White label provider EzRez has announced a fund raising round of $15mm led by Canaan Partners and with pieces thrown in by Azure Capital and "existing investors". Not sure what the "existing investors" part means. Startup Capital Ventures partner John Davison is on the board already and they list EzRez as a portfolio company, however they have not put their name to this round.
EzRez have been very active in the online white labelling space. The initial white label moves in online travel were dominated by B2B versions of online agencies such as Expedia's WWTE or online versions of offline operators such as GTA's Octopustravel.com. However neither of these or other players like them were able to offer a technology style solution that allowed the distribution partner to either add inventory not contracted by the white label company or to request bespoke hosted layouts. This left a gap for EzRez (and competitors like TopDog) to steal clients and build a business despite lacking the scale in both supplier turnover and developer numbers of the OTAs.
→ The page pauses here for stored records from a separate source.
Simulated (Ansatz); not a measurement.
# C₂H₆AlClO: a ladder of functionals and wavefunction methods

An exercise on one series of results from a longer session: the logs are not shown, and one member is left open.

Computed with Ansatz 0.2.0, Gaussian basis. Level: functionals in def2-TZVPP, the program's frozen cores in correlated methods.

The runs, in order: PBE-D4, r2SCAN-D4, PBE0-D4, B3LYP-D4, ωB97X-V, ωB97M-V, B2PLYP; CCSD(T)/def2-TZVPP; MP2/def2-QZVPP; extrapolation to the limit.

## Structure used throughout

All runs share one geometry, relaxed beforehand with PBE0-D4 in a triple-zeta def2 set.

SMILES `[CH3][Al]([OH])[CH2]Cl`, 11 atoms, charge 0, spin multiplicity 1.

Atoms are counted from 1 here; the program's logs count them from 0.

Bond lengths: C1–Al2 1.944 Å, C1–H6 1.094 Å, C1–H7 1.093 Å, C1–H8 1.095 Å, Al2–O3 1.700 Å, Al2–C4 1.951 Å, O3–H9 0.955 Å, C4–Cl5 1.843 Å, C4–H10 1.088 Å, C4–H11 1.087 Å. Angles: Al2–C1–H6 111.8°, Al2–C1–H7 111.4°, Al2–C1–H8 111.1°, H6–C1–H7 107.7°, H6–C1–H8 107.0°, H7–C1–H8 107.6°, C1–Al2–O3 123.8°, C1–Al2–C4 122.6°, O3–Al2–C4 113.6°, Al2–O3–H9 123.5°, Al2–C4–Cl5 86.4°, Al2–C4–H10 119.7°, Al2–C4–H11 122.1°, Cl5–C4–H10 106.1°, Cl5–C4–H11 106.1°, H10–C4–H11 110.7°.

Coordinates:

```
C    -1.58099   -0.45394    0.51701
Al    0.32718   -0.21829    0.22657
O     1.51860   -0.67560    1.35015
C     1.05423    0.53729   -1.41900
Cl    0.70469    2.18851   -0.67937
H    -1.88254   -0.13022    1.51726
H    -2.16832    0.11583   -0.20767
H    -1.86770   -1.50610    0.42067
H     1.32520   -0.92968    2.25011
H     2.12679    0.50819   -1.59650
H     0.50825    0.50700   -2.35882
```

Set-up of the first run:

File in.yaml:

There are been early success globally but also in my home market - Australia - with Qantas spin off Jetstar using EzRez for their packaging options. But even with these success and $15mm in the bank this is not an easy sector. EzRez has to constantly find the space between the online agents and the traditional distribution/connectivity companies (GDS and Switch). Simultaneously staying ahead of the OTA white label/affiliate providers on the technology elements that I mentioned above and staying ahead of the GDS' and Pegasus on contracted inventory and web display. It is like being David against two Goliaths but at least having a little bit more than a sling.
UPDATE - stated reason for the fund raising was to "drive product development and interenational growth to meet the increasing blah blah blah yadda yadda". The other sides of the story that I hear from anonymous industry insiders is that they have had to be a bit more radical that this stock phrase sounds by throwing out their old business plans and change the focus. This includes physical changes such as the well known shift in location from Honolulu to San Francisco and funding the not so well known round of redundancies. It also involves a change in the business model. The early days of the model had a lot of focus on mid and back office operations support for clients/distribution model. The new variation is focusing much more on web services/distribution and UI syndication. That is - less of the mechanics behind the scene to bring supply in and manage bookings, and more of the aggregation and distribution of different supply sources with flexible UI for delivery. Complex differentiation but think about it as less an end to end booking engine and more an aggregation engine.
It can not be said definitively whether a change in model is a sign of panic or genius. But it is further proof of the challenge that the EzRez' of the world face in making a business out of the gap between OTA's and traditional distribution companies.